Marco Rubio speaks to voters in northern and western NH

LONDONDERRY, N.H. —Florida senator and Republican presidential candidate Marco Rubio wrapped up a busy day on the campaign trail with a town hall meeting in Londonderry Wednesday night.

While Rubio can’t boast of crowds or poll numbers like front-runner Donald Trump, he continues to draw solid crowds and generate positive buzz as he meets voters.

In Londonderry, some Republicans waited close to half an hour to shake hands and take a picture with Rubio.

“Oh, I loved him. I thought he had a very articulate answer for everything that was brought his way — whether positive or negative,” said Bill Anker, of Londonderry.

“I’ve met him several times. I would say he’s in my top 5 of people that I currently like,” said New Hampshire Rep. Douglas Thomas.

While he seems to be on many Republicans’ short list, Rubio still has work to do with die-hard conservatives.

One such conservative is Rep. Al Baldasaro.
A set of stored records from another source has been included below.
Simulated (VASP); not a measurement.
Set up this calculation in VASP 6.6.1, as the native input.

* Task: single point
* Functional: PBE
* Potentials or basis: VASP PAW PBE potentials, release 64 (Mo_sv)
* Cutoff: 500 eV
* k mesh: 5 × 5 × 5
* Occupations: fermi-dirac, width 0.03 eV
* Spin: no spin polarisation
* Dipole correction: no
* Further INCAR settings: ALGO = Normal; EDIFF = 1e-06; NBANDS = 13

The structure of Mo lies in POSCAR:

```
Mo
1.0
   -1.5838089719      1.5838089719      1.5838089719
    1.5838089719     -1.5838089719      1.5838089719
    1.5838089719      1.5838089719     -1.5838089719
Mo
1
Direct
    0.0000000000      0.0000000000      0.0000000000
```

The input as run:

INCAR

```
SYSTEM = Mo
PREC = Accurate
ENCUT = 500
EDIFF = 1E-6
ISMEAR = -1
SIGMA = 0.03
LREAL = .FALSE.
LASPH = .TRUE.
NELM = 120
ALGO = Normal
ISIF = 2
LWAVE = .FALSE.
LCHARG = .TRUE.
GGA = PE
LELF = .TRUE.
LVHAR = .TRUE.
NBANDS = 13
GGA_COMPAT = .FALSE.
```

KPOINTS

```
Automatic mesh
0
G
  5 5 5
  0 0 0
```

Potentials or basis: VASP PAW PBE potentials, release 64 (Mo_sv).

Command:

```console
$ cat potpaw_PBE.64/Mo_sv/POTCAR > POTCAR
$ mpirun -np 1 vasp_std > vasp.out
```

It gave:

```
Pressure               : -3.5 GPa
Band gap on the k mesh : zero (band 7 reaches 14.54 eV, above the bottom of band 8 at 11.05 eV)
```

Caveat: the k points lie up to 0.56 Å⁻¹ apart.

“A lot of people I talk to about Marco Rubio — they’re still stuck on his immigration stance,” said Baldasaro.

The candidate himself said they have a long way to go before anyone casts a ballot.

“So we intend to be back often and earn people’s support. It’s August. Come December, January, people will have formed harder opinions,” said Rubio.

“It’s … like an Ironman competition. It’s got like five different segments,” said Rubio. “But it’s a lot of fun. It’s a great honor. Very few people get a chance to do what I’ve had the opportunity to do, and I hope I’m blessed with the opportunity to serve this country as president. We’re going to work hard to achieve that.”

The town hall capped off a campaign swing that included stops in the western and northern parts of the state.

More than 100 people packed into a small hall in Littleton to hear Rubio speak and get a sense of what the candidate is all about. Rubio told them his campaign is about the future, not the past.

“This can’t just be about political posturing, because our country has had enough of that over the last decade and a half,” Rubio said. “This election has to be about the future.”

Rubio spoke at length about changing the tax code and making higher education more effective. He said he wants a bill passed that would better inform students about their degree. It’s called “Right to Know, Before You Go.”

“It’s a law that says before you take out a loan, the schools have to tell you how much people make when they graduate with your degree from that school,” Rubio said.

Rubio went on to talk about immigration and national security.

“If we can modernize our economic policies, revolutionize higher education and restore our national security apparatus, the 21st century will be the greatest era in our nation’s history,” he said.

Rubio also talked with voters about climate change and the large Republican field. He said he’s not worried.

“I am going to give you a serious campaign with real ideas,” he said. “We are going to do this the right way, and I am confident with all of my heart that when we do that over time consistently, it will all work out for this country and this campaign.”

Rubio’s trip to the Granite State came days before he planned to give a foreign policy speech in South Carolina.

“The Chinese economy has significant challenges, but they are also responsible for some irresponsible behavior around the world, whether it’s in the South China Sea or how they treat their own people with human rights abuses, and we are going to raise all of those issues on Friday,” Rubio said.

Every appearance Rubio has made in New Hampshire has drawn fire from the state Democratic Party. On Wednesday, they attempted to link him to Republican efforts to defund Planned Parenthood.